This tool takes a binary and its debug info, and generates a binary size profile.
Example profile: https://share.firefox.dev/3SJx8gs
# Usage:
cargo run --release -- /path/to/binary
samply load output.json
This opens the generated profile in https://profiler.firefox.com/.
Install samply as described in its readme. samply
is needed for the source view and the assembly view to show your local files.
The profile linked above took 5 seconds to generate on an M1 Max, for a 5.2MB binary with a 16MB breakpad symbol file. The output was a 73.3MB output.json
file (9MB gzipped).
Debug information is required for useful output. When you use the binary size profiler on a Rust project, compile your project with cargo build --profile profiling
and declare a system-wide cargo profile with the name profiling
in ~/.cargo/config.toml
:
[profile.profiling]
inherits = "release"
debug = true
Then run this tool on your-rust-project/target/profiling/your-binary
.
The profile shows information about inlined functions. This means that, in addition to seeing which "outer" functions take the most space, you can see which inlined calls within each outer function take up how much space. This lets you find functions which contribute a lot of binary size by being inlined into lots of different places.
The profile also shows the number of instruction bytes per line of source code. You can see this in the source view, which opens when you double-click a function in the call tree.
You can also see the assembly code of the double-clicked function. There's one caveat: If you open the assembly view for a function which has multiple monomorphized versions with the same name, the assembly view picks one arbitrary monomorphization. Follow PR #5349 for updates on the ability to see all monomorphizations.
The source view and assembly view only work locally, before the profile is uploaded. The shared profile does not contain source code or assembly code. Follow issue #4018 for updates on this.
The current implementation uses a brute force approach.
We walk the bytes in the binary one by one, from front to back. For every byte in a text section, we feed the address into addr2line and look at the file + line + inline stack for that address. If the information is different than for the previous address, we emit a sample, with the sample's "weight" being the byte count for the emitted sample.
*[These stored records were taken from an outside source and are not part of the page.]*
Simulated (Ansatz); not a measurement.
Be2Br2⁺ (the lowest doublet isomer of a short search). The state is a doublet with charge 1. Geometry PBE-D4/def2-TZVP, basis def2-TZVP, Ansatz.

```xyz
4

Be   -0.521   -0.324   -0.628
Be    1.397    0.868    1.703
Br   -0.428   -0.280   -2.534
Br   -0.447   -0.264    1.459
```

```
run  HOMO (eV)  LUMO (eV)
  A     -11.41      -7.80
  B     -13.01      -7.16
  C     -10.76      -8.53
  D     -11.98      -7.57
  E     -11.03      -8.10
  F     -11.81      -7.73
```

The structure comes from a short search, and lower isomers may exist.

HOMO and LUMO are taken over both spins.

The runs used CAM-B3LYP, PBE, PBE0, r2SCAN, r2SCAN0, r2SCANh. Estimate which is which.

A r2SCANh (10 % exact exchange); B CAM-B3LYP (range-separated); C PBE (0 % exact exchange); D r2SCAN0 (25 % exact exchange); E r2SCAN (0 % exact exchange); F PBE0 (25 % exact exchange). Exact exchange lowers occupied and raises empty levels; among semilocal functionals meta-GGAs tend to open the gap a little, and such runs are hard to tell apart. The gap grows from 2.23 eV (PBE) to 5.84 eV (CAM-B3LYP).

- Hardcoded to the Mozilla symbol server: When looking up debug information, this tool makes a request to symbols.mozilla.org with the binary name and its debug ID. This makes for a nice experience when you run this tool on official Firefox binaries, but it's not very useful for other consumers of this tool.
- Output size: For large binaries, the output JSON can be prohibitively large. For example, this tool cannot handle
xul.dll
from Firefox, which is 162MB big. It creates over 3GB of JSON, which is too much for the front-end. - Confusing byte counts in the assembly view: To save space in the profile JSON, we don't write down the byte count for every instruction. We only emit a new sample for an instruction address if the function + source information about that address is different from the information for the previous byte. This often makes it look as if one instruction took 20 bytes and the next four instructions took zero bytes each. You need to imagine the 20 bytes being "spread out" over the whole hunk of instructions until the next sample count.
- Incomplete attribution for some bytes: For example, on macOS, we don't break down usage by mach-O segment, only by mach-O section. This means that symbol tables are currently attributed to the "root" node of the binary rather than to the
__LINKEDIT
segment. There are lots of improvements we could make to add more fine-grained information.
Licensed under either of
- Apache License, Version 2.0 (
LICENSE-APACHE
or http://www.apache.org/licenses/LICENSE-2.0) - MIT license (
LICENSE-MIT
or http://opensource.org/licenses/MIT)
at your option.
Unless you explicitly state otherwise, any contribution intentionally submitted for inclusion in the work by you, as defined in the Apache-2.0 license, shall be dual licensed as above, without any additional terms or conditions.